The survey found that there is an enormous gulf between the 58% of Catholics who accept all (17%) or most (41%) of the teachings of the Church and those who accept only some teachings or who say that the Church has little or no influence in their lives. The degree to which Catholics live their faith is a key determiner in how they respond to the issues of our time and how they vote.
That gulf is especially apparent where the question of the 2020 election is concerned.
Catholics – especially engaged or active ones – have been a crucial voting bloc in every election of the last fifty years, and 2016 was no exception. Donald Trump split the total Catholic vote with Hillary Clinton, and he will have a very difficult time regaining the White House without comparable Catholic support.
This poll demonstrates that the Catholic vote is far from a monolith. Across the spectrum, young Catholic voters trend toward the Democrats while older Catholics vote more consistently Republican. This poll tends to confirm also the rising influence of Latinos on American Catholicism. Thirty-seven percent of Catholics in America are Hispanic/Latino, and so both parties must recognize the importance of that aspect of those who self-identify as Catholics, especially as they trend solidly 60% Democrat.

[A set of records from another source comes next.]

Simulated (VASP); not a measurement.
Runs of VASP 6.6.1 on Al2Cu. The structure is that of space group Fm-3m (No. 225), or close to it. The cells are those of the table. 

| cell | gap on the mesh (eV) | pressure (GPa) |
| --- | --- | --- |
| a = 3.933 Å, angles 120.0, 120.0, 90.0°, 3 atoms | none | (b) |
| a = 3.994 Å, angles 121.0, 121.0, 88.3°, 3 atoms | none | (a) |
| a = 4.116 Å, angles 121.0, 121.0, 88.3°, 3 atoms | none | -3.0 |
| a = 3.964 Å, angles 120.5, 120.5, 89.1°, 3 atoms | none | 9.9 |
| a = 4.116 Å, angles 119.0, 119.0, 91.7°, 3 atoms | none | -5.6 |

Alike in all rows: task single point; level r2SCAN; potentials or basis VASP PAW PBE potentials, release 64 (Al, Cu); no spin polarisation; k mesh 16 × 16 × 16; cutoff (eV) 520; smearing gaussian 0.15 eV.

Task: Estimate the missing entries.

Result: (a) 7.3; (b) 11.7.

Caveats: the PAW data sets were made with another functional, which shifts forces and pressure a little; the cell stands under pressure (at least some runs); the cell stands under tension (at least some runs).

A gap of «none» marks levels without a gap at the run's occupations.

Beyond the generational and ethnic considerations, the Catholic vote is clearly shaped by the differences between active or committed Catholics and those less influenced by the teachings of the Church but who still identify themselves as Catholic. Active Catholics (those classified as Catholics who accept all or most of the teachings of the Church) consistently vote in elections and are by far among President Trump’s most reliable supporters. They give him a 53% job approval rating (matched only by Evangelicals at 60%), and 43% of active Catholics state that they are sure to vote for him in 2020, again matched only by Evangelicals. These are strong numbers and a primary reason why 34% of all Catholics plan to vote again for him and another 19% say there is a good chance or consider it possible he will have their vote.
Still, Trump’s overall job approval among Catholics is at 44%, and among all categories of Catholics, he trails every Democrat contender a year out from the election. For those Catholics who plan to vote in the Democratic primaries, the race is tight, but two candidates seem to have captured the attention of Catholics: Joe Biden and Bernie Sanders, with 29% and 24% respectively. Both do best in a head to head matchup with Trump, while the others are ahead by narrower margins.
We are almost a year out from the election, of course, and any poll is a snapshot at the very start of a long campaign.
One area at least of relatively common agreement is worry over the decline of religion in the country.
A solid majority of Americans – including American Catholics – see a shrinking influence for religion and Christian values on American life, with 69% of Americans and 70% of Catholics agreeing that people are becoming less tolerant of religion in America today. Meanwhile, 62% of all American Catholics believe that Christian values should play a more significant role in our society. Notably, only 43% of young Catholics agree about the role of Christian values.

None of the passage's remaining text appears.